Thursday, March 18, 2010
6V1 - Vengeance on Varos 1
Season 22's downward turn in quality continues with Episode One of Vengeance on Varos. The first impression of this story is that it feels cold, dark, and empty. It looks far too much like cheap scenery flats in a television studio to be believable, and this story isn't clever enough to be parodying the fact that the story is set in a cheap television studio. The prison dome is also far too quiet a place for such horrible acts to apparently take place in. The info dump scene between Rondel and Areta is painfully quiet and dull, despite the beams of search lights flashing across the scene giving the impression of something much more exciting happening nearby.
Unless, of course, Varos IS clever enough to be this meta-textual. If it was, then it's crowning glory would be to poke fun at people trying to act on reality shows by casting people who couldn't act in real life. Enter Geraldine Alexander as Areta and Jason Connery as Jondar, both trying to outdo each other in the shoddy acting department. Connery just wins out, displaying his vivid impression of a birch tree that somehow won him the job of Robin Hood a scant few months after Varos.
But Varos has been used as a lightning rod by those who criticize the apparent decreasing standards in taste and decency that were dragging Doctor Who down at around this time, and they may have a case in regards to the actions of the show's lead character. The Doctor is immediately sullen and defeated upon learning that the TARDIS is out of the vital (and, until now, unheard of) mineral Zeiton-7. It's left to the sarcastic Peri to try and berate The Doctor into doing something about their situation, at least when the two aren't bickering about burning dinners and other such trivial matters. These scenes not only show off The Doctor in a terrible light, but they prevent him from properly entering the story (not for the first time, and certainly not for the last).
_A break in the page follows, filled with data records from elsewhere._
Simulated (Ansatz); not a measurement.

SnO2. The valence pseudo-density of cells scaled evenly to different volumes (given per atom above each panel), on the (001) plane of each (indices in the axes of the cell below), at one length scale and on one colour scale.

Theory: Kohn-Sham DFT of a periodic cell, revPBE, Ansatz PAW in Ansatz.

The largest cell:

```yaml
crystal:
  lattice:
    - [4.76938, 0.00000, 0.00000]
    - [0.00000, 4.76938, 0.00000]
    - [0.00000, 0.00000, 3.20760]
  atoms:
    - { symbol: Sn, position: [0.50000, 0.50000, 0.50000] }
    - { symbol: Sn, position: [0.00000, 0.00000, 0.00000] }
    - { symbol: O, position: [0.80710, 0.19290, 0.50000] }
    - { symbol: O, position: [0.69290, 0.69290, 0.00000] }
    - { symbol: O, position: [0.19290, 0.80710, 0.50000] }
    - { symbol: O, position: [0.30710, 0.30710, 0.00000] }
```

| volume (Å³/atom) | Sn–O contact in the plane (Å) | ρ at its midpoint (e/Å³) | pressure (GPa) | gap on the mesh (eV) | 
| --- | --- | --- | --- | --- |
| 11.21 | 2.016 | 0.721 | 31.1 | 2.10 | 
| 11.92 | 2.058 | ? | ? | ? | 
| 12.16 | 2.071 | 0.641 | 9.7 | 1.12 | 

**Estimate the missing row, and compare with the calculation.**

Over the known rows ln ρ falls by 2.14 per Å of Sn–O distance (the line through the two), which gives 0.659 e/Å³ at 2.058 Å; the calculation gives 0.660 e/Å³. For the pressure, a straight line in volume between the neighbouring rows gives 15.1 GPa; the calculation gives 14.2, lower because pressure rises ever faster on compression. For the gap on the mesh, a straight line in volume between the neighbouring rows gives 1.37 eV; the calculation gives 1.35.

When The Doctor does finally arrive on Varos, he and Peri rescue Jondar from certain death, but then The Doctor rigs up a laser cannon to fire blindly on anyone who comes around the corner. He doesn't even know what the situation is, and yet his first step is to kill random (and potentially innocent) victims, and to do it casually. The infamous acid bath sequence that occurs in Episode Two is nothing compared to this. 45 minutes of the worst elements of The Doctor we've seen in some time.